Google’s Android TV Gets New User Interface With Better Content Recommendations

Android TV Home Screen Still Image
Courtesy of Google

Google publicly unveiled the next version of Android TV, its smart TV operating system, during its Google I/O Developer Conference in Mountain View, Calif., Wednesday. With this update, which is scheduled to be rolled out in conjunction with the next version of Android later this year, Android TV devices will get a completely revamped user interface that puts a much bigger emphasis on content recommendations.

Google had first introduced Android TV in 2014, and the optics of the platform had remained more or less the same since. Existing Android TV devices have a home screen that features one row of content recommendations from a variety of apps and services, and otherwise a bunch of shortcuts to different apps.

Now, Google is splitting up these recommendations by service, meaning that Netflix, YouTube and other apps on the platform automatically get their own row, or channel, as Google officially calls it.

Within that channel, publishers can surface TV shows, movies and other content based on their own priorities, and for example either highlight new content or redirect users to things they have been watching. “Oftentimes, these services know the user much better than Android TV does,” said Android TV Director Sascha Prueter in an interview with Variety.

Publishers can also opt to give users the choice to install multiple channels, and for example build separate recommendation rows for live and on-demand content. And users can always decide to remove a channel, or further customize the Android TV launch screen.

Prueter said that Google’s eventual goal with this channel model was to replace the traditional TV guide, and give users quicker access to the content they want. To that effect, Google also introduced a quick launch row of apps for users who prefer the Netflix interface over their smart TV menus. Another row offers direct access to recently-watched shows, targeting binge watchers who are looking to quickly jump to the next episode after turning on the TV set.

Android TV was a bit slow to take off after its original introduction in 2014, and some efforts to launch Android TV-based streaming boxes failed. Razer for example quickly discontinued its Android TV box, and Google stopped selling its Nexus Player some time ago.

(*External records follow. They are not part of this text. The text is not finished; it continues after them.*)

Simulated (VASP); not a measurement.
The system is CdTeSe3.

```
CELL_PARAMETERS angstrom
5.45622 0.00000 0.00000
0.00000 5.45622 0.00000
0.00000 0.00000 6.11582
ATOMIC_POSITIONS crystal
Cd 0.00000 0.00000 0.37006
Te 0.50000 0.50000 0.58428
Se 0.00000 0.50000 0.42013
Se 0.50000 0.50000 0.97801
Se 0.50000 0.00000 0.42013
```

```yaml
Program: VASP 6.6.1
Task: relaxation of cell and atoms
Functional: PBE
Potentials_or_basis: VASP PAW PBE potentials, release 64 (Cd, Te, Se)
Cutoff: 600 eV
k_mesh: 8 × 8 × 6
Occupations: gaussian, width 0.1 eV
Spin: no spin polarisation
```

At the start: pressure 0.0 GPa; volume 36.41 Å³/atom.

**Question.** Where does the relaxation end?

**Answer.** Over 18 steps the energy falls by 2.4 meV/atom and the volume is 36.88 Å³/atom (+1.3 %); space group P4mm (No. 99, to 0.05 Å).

However, Prueter said that the platform has been seeing growing momentum in recent months, thanks in part to a number of partnerships with  pay TV operators. In fact, he said that the majority of Android TV devices now have some kind of live TV input, meaning they’re smart TVs or pay TV boxes. “We are not just a OTT platform,” Prueter said.

Google hasn’t released any absolute numbers for Android TV, but Android Engineering VP Dave Burke said Wednesday that the platform now sees one million new device activations every two months.